GMT Laser Tomography Adaptive Optics (LTAO) Delta Preliminary Design Review
Published in the RSAA Lunations
Vol1 Issue57 1–30 November 2024
If you were not listening to Arctic Monkeys or Justin Bieber, you may remember some important events that took place in 2013: The death of Nelson Mandela and Margaret Thatcher, the Edward Snowden leaks and obviously, the successful Preliminary Design Review of the Great Magellan Telescope (GMT) Laser Tomography Adaptive Optics (LTAO) system at the AITC. After that, the instrument design took a 10-year hiatus which leaves me plenty of time to explain what LTAO is:
Typically, large observatories equip each of their diffraction limited instruments with adaptive optic systems which consists of a wavefront sensor and a deformable mirror to correct this wavefront before light enters the instrument. In that scenario, the telescope just needs to supply a laser guide star system for the adaptive optics system to target on. GMT’s approach to diffraction limit is rather novel, taking on the responsibility of wavefront correction with its active secondary mirrors and adding not one, but six laser guide stars for a wide-field correction using a technique called “laser tomography”. The responsibility of ANU’s LTAO team was to supply GMT with a design for the laser guide star system and the wavefront sensors that will eventually equip Giant Magellan Telescope Integral-Field Spectrograph (GMTIFS) and Giant Magellan Telescope Near-IR Spectrograph (GMTNIRS).
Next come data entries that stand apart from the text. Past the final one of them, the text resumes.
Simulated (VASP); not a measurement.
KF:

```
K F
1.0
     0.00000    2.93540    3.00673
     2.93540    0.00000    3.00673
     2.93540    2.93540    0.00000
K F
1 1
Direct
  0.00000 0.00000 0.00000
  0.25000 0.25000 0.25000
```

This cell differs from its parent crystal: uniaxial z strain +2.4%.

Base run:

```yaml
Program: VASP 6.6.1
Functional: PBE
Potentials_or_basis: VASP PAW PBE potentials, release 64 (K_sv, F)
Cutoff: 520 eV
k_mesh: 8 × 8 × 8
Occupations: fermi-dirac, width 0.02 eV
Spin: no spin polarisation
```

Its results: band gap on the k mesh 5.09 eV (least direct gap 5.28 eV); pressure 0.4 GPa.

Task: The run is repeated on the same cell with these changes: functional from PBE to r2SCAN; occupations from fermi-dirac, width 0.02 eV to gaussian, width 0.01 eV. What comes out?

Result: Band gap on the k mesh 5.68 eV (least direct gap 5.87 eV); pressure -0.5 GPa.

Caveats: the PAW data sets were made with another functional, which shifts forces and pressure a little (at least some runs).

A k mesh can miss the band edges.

Now that you are all caught up, it was GMT’s turn to do some catching up. In the last ten years, some of the technologies used in the 2013 design have been supplanted and the design needed to be accordingly updated before progressing. The AITC was therefore tasked to carry out a “delta preliminary design” to review and update the design to consider the technology shifts as well as the evolution of the GMT observatory itself.
This work took most of 2024 and culminated with a review at the end of October. I’ll skip all the juicy details but, in a nutshell, 10 years led to more powerful lasers, larger and faster cameras and an improve supply chain of key components. The limited time to carry out this delta-design meant that the main architecture of the two subsystems had to remain as close as possible to the original design. The first sub-system, the Laser Guide Star System (LGSS) shown in left-hand image, kept the side-launch configuration and the same key components to launch the laser to the desired asterism. The second sub-system, the Laser Tomography Wavefront Sensor (LTWFS) kept its gun-cylinder design despite having a lot of changes to its collimating optics.
So, did the reviewers think we are ready to go to the next steps of the design? According to their report, yes:
“We were impressed with ANU’s Laser Tomography Wavefront Sensor (LTWS) and Laser Guide Star System (LGSS) teams, GMT’s leadership of the review and the GMT-ANU collaboration.”
Besides the praise, the reviewers’ comments were very useful for us to plan the next set of actions. GMT and AITC have agreed to start a prototyping phase to derisk some of the complex components of the wavefront sensors. Over the next 10 months, we will produce a simplified version of the LTWFS to test all the moving parts as well as one of its cameras. This work will be critical to assess the validity of the current design before finalising it for production. So, I am happy to say “See you in 10 months!” for the next part to this story and not “See you in 10 years!”
Tony Travouillon for the LTAO team.
Image: Figure 1 (left) Six lasers make up the constellation needed to cover the large field of view and maintain near diffraction limit performance across that field.
Figure 2 (right) Six cameras mounted on a rotating stage are necessary to cancel the rotation of the telescope with respect to the laser guide stars. The whole assembly can itself be translated backward and forward to keep the laser in focus for different elevations.